Pops of colour, flawless tailoring, and bold, floral prints were all part of luxury fashion retailer Brown Thomas spring/summer 2019 collections.
Capitalising on our unseasonably mild winter, the show mood was vibrant and versatile with a sense of optimism underpinning 112 new season looks.
“It’s great to see a big pop of colour coming through,” says Brown Thomas fashion director, Shelly Corkery; a theme that was reflected in the pink and cobalt runway staging foreshadowing the high fashion hijinks to come.
Although spring florals feel more typical than titillating, this season’s sophisticated display diverges from the typical darling buds.
From ebullient layers of chiffon at Dolce & Gabbana to Zimmerman’s paisley prints, not to mention Erdem’s retro-inspired rose print jacquard coat — the memo is orchard-fresh and oligarchic, especially when rendered on dreamy diaphanous fabrics.
Tailoring, similarly, continues to dominate the style agenda albeit with an ’80s twist, as power shoulders make space for empowered dressing. Combined with saturated hues, expect this trend to take no prisoners. Prefer a quieter approach?
The omnipresence of utility chic makes tailoring more laidback than go-get-’em as the peerless lady tux finds a pared-back partner in the boilersuit. Top tip? Make like Stella McCartney in head-to-toe white — a creative blank canvas for layering.
It wasn’t all work and no play, however. Oodles of crystal embellishment, handcrafted accents, and froufrou feather trims celebrate the ritual of getting dolled up.
Even Isabel Marant’s urban nomad saw fit to upscale bleached denim with a silver sequin top.

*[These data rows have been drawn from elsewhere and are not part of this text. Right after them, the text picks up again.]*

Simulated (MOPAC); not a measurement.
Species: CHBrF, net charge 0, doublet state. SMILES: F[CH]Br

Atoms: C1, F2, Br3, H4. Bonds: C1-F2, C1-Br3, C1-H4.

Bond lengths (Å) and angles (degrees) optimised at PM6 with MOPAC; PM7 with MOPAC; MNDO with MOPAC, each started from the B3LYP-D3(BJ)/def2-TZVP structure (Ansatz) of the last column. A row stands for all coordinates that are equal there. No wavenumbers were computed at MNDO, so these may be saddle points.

The most notable mention goes to Richard Quinn, recipient of the inaugural Queen Elizabeth II Award for British Design in 2018, whose mellifluous kaftan and voluminous leopard print coat populated Instagram with the hashtag #BTSS19. Be prepared for a serious case of slackjaw lust. Looking to dip your toe into the trend? Expect extreme toe kitten heels, slingbacks, and Mary Janes (bedazzled, of course) to add gussied-up gusto to your stride.
Speaking of whimsy, Prada’s ode to the 1960s surfer girl made for the ultimate modern-day muse. Sporting printed neoprene tops, cycling shorts, plunging bodysuits paired with cutesy Alice bands, and logoed denier knee socks or, on occasion, a pair of sock sandals.
Expect these to vie for pedal power against the ever-trending chunky tread trainer.
Colour-wise, although auxiliary hues received this season’s Pantone seal of approval, the minimalist rigour of earthy tones creates a considered sophomore offering. Think muted shades of ivory and sand, beige and khaki — a palette cleanser that reflects that shifting mindset towards sustainability and trans-seasonal wardrobe staples. Victoria Beckham, Stella McCartney, Dries Van Noten, and Jil Sander led the charge with a cache of elevated basics (look out for the cargo pant in luxe fabrications) that make the everyday effortless, particularly where transitional dressing is concerned.
New brands? Kitri, MM6, Rejina Pyo, Rotate, Stine Goya, Comme Des Garçon Girl, Kenzo, Jil Sander, and Preen Line join the rails, while Victoria Beckham, Loewe, and Joshua Sanders are new to The Shoe Rooms. As for Cork? Expect established names like Roland Mouret, Temperley and Roksanda to continue their Leeside residency.
Should our demi-winter continue unfettered, we could be welcoming our spring wardrobes sooner than expected. That said, there’s no time like the present.